Insights for consumers and participants
A reasonable precautions exclusion in an insurance policy does not allow an insurer to decline a claim merely because the insured was negligent, or because better controls could have prevented the loss. Proving recklessness is a high threshold. In this case, the insured’s controls were inadequate, but not so inadequate that the insured had knowingly courted the risk or acted in a way an ordinary person would regard as grossly irresponsible.
What happened?
Harbour operated a small vehicle rental business and held a liability policy with an insurer. The policy covered loss caused by employee theft.

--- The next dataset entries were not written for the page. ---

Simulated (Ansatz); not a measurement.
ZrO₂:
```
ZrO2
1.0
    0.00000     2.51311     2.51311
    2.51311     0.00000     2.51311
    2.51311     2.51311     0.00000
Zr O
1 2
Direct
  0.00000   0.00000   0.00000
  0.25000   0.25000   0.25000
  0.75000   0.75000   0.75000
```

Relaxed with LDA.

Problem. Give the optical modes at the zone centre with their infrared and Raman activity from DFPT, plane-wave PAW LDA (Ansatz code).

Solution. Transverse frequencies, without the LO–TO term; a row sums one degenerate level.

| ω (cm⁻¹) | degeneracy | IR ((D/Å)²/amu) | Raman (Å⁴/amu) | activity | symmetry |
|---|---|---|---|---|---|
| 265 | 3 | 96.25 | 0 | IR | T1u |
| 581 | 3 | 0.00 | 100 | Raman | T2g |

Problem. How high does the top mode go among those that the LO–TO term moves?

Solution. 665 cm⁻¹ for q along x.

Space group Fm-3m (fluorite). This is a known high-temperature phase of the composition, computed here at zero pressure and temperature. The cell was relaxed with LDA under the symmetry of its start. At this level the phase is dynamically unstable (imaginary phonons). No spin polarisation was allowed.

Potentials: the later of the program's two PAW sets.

Harbour hired Ms R in a customer service role. Around four months later, Harbour’s customers began contacting Harbour to say they had not received their bond refunds. Harbour investigated and discovered that Ms R had processed about $80,000 in refunds to her own EFTPOS cards instead of to the customers. Harbour lodged a claim for their loss with the insurer.
What were the parties’ views?
The insurer declined the claim, relying on an exclusion in their policy for direct financial loss arising from the insured’s failure to take all reasonable precautions to prevent their loss. The insurer said Harbour had failed to conduct proper pre-employment checks, gave Ms R broad authority to authorise, process, document and reconcile refunds, and did not have a secondary authorisation process to verify that refunds were legitimate before they were processed.
Harbour disagreed. They said controls were in place, including record keeping for bookings and refunds, a master PIN for the EFTPOS refund system, and a daily reconciliation processes to be reviewed by the branch manager (which the branch manager had negligently failed to perform in practice). They also said the insurer’s interpretation would undermine the commercial purpose of the policy, which is to protect Harbour against dishonest employee conduct.
What was FSCL’s view?
While the case was finely balanced, we concluded that the circumstances fell short of the high threshold required to prove recklessness under New Zealand law.
Harbour had failed to take all reasonable precautions. Stronger controls may have prevented or reduced the loss. However, the relevant question was not simply whether Harbour had been negligent. The insurer needed to show Harbour had been reckless by either:
- knowingly courting the risk of employee fraud, or
- engaging in conduct that any ordinary person would regard as grossly irresponsible.
The key elements of this decision were that:
- The key control against employee theft was the branch manager’s reconciliation of daily receipts and refunds. That control failed because the branch manager wasn’t doing their job properly. It was reasonable for Harbour to expect their branch manager to do their job properly. If the branch manager was doing their job properly, that would have prevented or minimised the losses they experienced.
- Although Harbour’s failure to conduct pre-employment checks was negligent, there was no evidence that doing those checks would have revealed information that would have changed the outcome.
- Harbour ran a small business where employees were often left in sole charge, so some concentration of responsibility for staff was understandable, even if not ideal.
- The insurer had not made any underwriting enquiries about Harbour’s internal fraud controls before agreeing to provide cover.
How did FSCL suggest that the complaint should be resolved?
We suggested the complaint should be resolved by the insurer paying the claim.
Although Harbour’s controls were imperfect and its failures contributed to the loss, we were not satisfied that their conduct reached the high threshold of recklessness required to rely on the “reasonable precautions” exclusion in the policy.
Both parties accepted the preliminary decision and agreed to settle the complaint.